Subject and Contributions of this Thesis
In this thesis, we follow the above-mentioned lines of work by investigating several aspects of temporality in deep unsupervised representation learning and generative modeling. Our contributions tackle novel applications and issues, mainly articulated around the role of dynamical systems in the improvement and understanding of unsupervised deep learning methods.
We more specifically consider three main research directions:
• general-purpose scalable representation learning for time series;
• the combination of generative modeling and representation learning within a dynamical system framework for the forecasting of complex spatiotemporal data such as natural videos and physical phenomena;
• the theoretical and empirical study of the training dynamics of a standard generative model through the lens of diﬀerential equations.
We introduce and summarize our contributions in the following, and then detail the organization of this document.
General-Purpose Unsupervised Representation Learning for Time Series
While supervised learning and forecasting for time series are active and profuse research directions, unsupervised representation learning for this data type remains an under-explored problem. Yet, developing general-purpose unsupervised methods for time series is important with regards to the scarcity and cost of acquiring human-labeled data in most applications, in particular those involving industrial and real-life data. The challenging and noisy nature of real-life time series also makes it preferable for representation learning methods to apply to series of unequal and high lengths. Still, existing unsupervised representation learning methods remain limited with respect to these considerations, besides lacking strong and thorough experimental evaluation.
Tackling these issues, we propose in this thesis a general-purpose unsupervised scalable representation learning method that can handle time series of unequal and high lengths. To this end, we train a deep neural network encoder outputting a fixed-length representation regardless of the size of the input time series thanks to a novel triplet loss relying on time-based positive and negative sampling. The eﬃciency and flexibility of the chosen encoder, based on dilated convolutions, coupled with the triplet loss requiring no decoder, ensure the generality and scalability of the proposed method. We then assess the quality of learned representations on downstream tasks on standard datasets, thereby showing their transferability and general applicability across diﬀerent data domains and tasks.

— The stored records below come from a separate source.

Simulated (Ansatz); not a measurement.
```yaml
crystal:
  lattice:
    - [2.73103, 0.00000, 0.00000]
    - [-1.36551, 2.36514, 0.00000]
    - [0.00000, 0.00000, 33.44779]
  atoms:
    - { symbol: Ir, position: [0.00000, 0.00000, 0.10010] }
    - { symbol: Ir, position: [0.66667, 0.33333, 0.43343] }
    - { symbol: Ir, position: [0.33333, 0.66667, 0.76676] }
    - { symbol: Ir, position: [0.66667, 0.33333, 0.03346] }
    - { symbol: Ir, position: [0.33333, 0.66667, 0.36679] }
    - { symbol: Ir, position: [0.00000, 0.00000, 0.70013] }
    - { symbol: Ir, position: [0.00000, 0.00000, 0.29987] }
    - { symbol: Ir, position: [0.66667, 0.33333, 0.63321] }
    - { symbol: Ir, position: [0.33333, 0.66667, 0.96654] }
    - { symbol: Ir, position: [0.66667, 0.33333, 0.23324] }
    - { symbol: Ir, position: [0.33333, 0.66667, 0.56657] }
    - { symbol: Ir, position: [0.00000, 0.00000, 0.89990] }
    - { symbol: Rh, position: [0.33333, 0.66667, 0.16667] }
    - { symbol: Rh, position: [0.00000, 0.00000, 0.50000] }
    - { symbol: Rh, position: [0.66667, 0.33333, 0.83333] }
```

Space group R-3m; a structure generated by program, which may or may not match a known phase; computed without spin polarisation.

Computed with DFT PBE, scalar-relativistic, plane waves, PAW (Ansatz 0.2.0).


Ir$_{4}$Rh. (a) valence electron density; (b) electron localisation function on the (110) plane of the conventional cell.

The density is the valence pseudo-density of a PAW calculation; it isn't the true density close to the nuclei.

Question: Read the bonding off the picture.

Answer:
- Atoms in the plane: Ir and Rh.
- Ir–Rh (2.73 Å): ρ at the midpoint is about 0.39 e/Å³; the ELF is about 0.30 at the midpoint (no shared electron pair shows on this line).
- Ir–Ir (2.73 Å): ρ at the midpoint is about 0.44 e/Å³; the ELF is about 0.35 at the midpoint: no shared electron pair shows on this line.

This contribution, detailed in Part II of this document, led to the following publication in an international conference.
Jean-Yves Franceschi, Aymeric Dieuleveut, and Martin Jaggi (2019). “Un-supervised Scalable Representation Learning for Multivariate Time Series”. In: Advances in Neural Information Processing Systems. Ed. by Hanna Wallach, Hugo Larochelle, Alina Beygelzimer, Florence d’Alché-Buc, Emily Fox, and Roman Garnett. Vol. 32. Curran Associates, Inc., pp. 4650–4661.
Dynamical Systems and Representation Learning for Complex Spatiotemporal Data
Moving on from general-purpose representation learning, we then more particularly study representation learning for complex structured spatiotemporal data. The latter arise in large-scale applications involving the observation of moving human subjects, objects and physical entities; typical examples of such data include videos and physical phenomena. They still constitute a challenge for neural networks due to their complexity and the need for high computational power to handle them, thus motivating advances that could improve existing models with reasonable resources requirements.
We consider two main types of data: videos and physical phenomena. Videos have numerous applications with respect to autonomous systems, including robotics and self-driving cars. They necessitate predictive models which should generate realistic images and take into account the inherent stochasticity of the observed phenomena.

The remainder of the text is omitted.